Dumping Data with Python's CSV DictWriter

#python #csv

I really love Python's csv module. But I do wish it was a little better documented.

The DictWriter lets you write CSV files very neatly and semantically by defining each row as a Python dict.

Here's the example right out of the docs:

import csv

with open('names.csv', 'w', newline='') as csvfile:
    fieldnames = ['first_name', 'last_name']
    writer = csv.DictWriter(csvfile, fieldnames=fieldnames)

    writer.writeheader()
    writer.writerow({'first_name': 'Baked', 'last_name': 'Beans'})
    writer.writerow({'first_name': 'Lovely', 'last_name': 'Spam'})
    writer.writerow({'first_name': 'Wonderful', 'last_name': 'Spam'})

Alas, it overlooks what I would consider a (if not the) standard use case, the one I come across all the time, in which I don't write the rows out one by one literally, but in a loop, more like:

import csv

data = [('Baked', 'Beans'),
        ('Lovely', 'Spam'),
        ('Wonderful', 'Spam'),
       ]

with open('names.csv', 'w', newline='') as csvfile:
    fieldnames = ['first_name', 'last_name']
    writer = csv.DictWriter(csvfile, fieldnames=fieldnames)

    writer.writeheader()
    for datum in data:
        writer.writerow({'first_name': datum[0], 
                         'last_name': datum[1]})

Of course:

The source won't generally be a list of tuples, rather an iterator of objects more generally, and I'm dumping some of their properties.
I will be working with a much longer list of fieldnames.

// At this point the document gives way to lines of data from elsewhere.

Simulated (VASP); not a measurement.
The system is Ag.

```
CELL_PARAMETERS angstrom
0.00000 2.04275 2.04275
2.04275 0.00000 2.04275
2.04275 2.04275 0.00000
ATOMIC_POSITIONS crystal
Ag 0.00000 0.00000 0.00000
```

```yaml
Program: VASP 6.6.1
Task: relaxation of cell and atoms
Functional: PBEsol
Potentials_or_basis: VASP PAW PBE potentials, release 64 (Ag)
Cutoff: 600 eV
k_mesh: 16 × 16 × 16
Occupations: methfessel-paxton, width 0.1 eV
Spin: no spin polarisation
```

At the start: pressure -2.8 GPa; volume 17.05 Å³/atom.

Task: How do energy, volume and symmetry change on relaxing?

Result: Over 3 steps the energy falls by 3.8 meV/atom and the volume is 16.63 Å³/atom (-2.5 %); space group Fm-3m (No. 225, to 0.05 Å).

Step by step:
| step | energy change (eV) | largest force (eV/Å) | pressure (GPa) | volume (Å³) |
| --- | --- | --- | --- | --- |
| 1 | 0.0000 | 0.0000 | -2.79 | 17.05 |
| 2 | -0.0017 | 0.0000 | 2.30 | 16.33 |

which, raises the spectre of repeating the same list of field names, most definitely not DRY, and highly undesirable and difficult to maintain as I tweak the list of fields I want to dump to CSV.

And yet I find no documentation that gets around that. So, having just nutted one out and tested it, it's worth putting down in a document (right here and now).

The Problem

The problem in a nutshell is that csv.DictWriter demands to know the fieldnames (and writer.writeheader() needs to have them known), but they are specified in the dictionary build inside the loop. fieldnames is not even an optional argument to csv.DictWriter and the writer is poorly documented.

The Solution

The solution rests in two empirically determined (for lack of documentation) facts:

csv.DictWriter accepts fieldnames=None
the writer if returns has a fieldnames attribute that can be set post creation.

To wit, this works beautifully:

import csv

data = [('Baked', 'Beans'),
        ('Lovely', 'Spam'),
        ('Wonderful', 'Spam'),
       ]

with open('names.csv', 'w', newline='') as csvfile:
    writer = csv.DictWriter(csvfile, fieldnames=None)

    for i, datum in enumerate(data):
        row = {'first_name': datum[0], 
               'last_name': datum[1]}

        if i == 0:
             writer.fieldnames = row.keys()
             writer.writeheader()

        writer.writerow(row)

And now the row keys are not doubly specified. And the CSV file receives its header row.

A simple paradigm once discovered, I am using for rapidly dumping CSV files describing objects, mostly for testing and study purposes. It means I can play with the row definition in situ, adding fields and changing fields etc, without having to change them in two places and I get the benefit of a DictWriter and its simple syntax for writing CSV files.